Environment Challenges at Scale
As the number of microservices grows beyond, say, 20, there’s a greater need for high-fidelity environments that are closer to production. Add cloud databases and third-party APIs into the mix, and it becomes clear that traditional approaches no longer work. In growing organizations, testing becomes possible only in pre-production environments that mimic production.
Limitations of Traditional Pre-Production Environments
There are limitations if you deploy a whole namespace or a separate cluster that contains every single service, especially at scale. One of these limitations is infrastructure cost. Another is operational burden. As the number of environments, microservices and development teams increases, the infrastructure and operational costs, in turn, multiply exponentially.

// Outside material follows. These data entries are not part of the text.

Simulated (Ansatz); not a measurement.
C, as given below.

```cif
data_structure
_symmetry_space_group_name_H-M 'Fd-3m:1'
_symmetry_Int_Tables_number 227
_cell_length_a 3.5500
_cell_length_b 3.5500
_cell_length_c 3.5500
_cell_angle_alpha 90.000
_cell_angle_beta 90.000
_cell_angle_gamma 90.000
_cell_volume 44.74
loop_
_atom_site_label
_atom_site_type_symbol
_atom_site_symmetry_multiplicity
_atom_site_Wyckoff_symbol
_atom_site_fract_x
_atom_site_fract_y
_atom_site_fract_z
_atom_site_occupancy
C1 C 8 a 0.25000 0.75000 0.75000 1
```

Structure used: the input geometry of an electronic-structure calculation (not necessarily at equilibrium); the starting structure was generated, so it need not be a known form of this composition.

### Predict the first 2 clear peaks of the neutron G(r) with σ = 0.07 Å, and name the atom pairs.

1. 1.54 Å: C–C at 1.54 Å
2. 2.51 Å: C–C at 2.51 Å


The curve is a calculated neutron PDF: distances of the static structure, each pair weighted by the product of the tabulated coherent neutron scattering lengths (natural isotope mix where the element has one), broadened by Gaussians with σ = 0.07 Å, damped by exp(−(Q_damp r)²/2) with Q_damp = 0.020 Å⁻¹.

Another issue with multiple environments is that different versions of services and APIs are running in each environment. Even if you were to test everything against one of those environments, the test results aren’t necessarily representative because someone might have committed changes to one of the microservices that you were using as a dependency.
Creative solutions to this problem include timesharing the pre-production environment, where one team uses the staging environment at a time. However, this kind of workaround tends to incur substantial costs and cause bottlenecks that slow down the development process.
Testing Using Sandboxes
Here’s where sandboxes come in. A sandbox is a lightweight environment that combines the test version of one or more microservices with a shared pool of services corresponding to the latest stable versions of microservice dependencies. The fundamental idea is that you have a shared pool of dependencies that is updated constantly. These updates come from the master branch, which is always running stable versions of the microservices. Your changes are the only things being deployed into what is essentially a clean baseline environment.
This baseline environment contains a representative microservice stack, as shown in the image. Say you have a couple services that are constantly being updated from the master. A sandbox could be something that’s in a branch somewhere or a pull request that contains a test version of a service. Here, you can see the yellow path taken by the request. At this point, you can tell the request to follow the yellow path instead of the original black path. You can then repeat this process as many times as you want with different sets of microservices. In other words, it’s possible to have separate test environments because each of these request flows is being realized in isolation.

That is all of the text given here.